Hello reader, hope you’re doing well. While other Asian markets are experiencing losses, Indian equity markets post opening with a gap-up, are facing significant selling. However, the markets may continue to be unstable throughout the day due to the global financial sector’s instability caused by the recent issues at Credit Suisse, as well as fallout from Silicon Valley Bank and Signature Bank in the US. The banking crisis is spreading, and this, along with selling by foreign institutional investors, is causing persistent pessimism in the market. Nifty’s most significant challenges are at its 200-EMA at the 17,570 level, while the immediate support is at 16800-600 levels.
Important points to note:
- We are clearly seeing a big impact on our markets following the banking crisis in the US, which has led to consistent selling over the last few sessions.
- Immediate major support on Nifty at 16800 levels which was the previous major bottom formed, in October last year.
- If Nifty takes support at these levels and gives a good bounce, it can lead to a neat double bottom formation, but confirmation of the same once Nifty crosses 17300-500 levels.
- Nifty RSI near 30 levels, can expect a small bounce from here post consolidation.

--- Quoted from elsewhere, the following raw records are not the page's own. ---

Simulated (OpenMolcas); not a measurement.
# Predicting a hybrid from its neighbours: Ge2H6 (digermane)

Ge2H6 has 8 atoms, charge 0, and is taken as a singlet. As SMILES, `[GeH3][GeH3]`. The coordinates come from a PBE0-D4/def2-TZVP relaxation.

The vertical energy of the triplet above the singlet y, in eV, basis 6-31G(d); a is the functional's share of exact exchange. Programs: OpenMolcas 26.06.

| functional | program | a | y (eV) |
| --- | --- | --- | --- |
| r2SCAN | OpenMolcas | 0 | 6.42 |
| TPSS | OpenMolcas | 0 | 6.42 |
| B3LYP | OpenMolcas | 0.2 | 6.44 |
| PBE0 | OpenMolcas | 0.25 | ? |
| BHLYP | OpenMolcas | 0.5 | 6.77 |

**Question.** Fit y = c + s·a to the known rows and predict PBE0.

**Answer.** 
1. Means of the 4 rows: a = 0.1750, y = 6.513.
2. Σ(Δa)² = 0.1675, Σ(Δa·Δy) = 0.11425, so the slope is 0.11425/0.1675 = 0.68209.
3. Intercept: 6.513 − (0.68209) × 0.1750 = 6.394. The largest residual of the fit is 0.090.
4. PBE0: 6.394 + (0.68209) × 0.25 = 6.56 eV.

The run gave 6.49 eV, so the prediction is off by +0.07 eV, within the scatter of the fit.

As always, risk management is key, and a proper system in place prevents one from losing out too much, in case of outlier events. Have a good trading day, and may the force be with you!
Disclaimer: this post is for educational purposes only, we are not SEBI registered analysts. Trades mentioned here are not trade recommendations. Equity Investments are subject to 100% market risk, please consult your financial advisor before investing.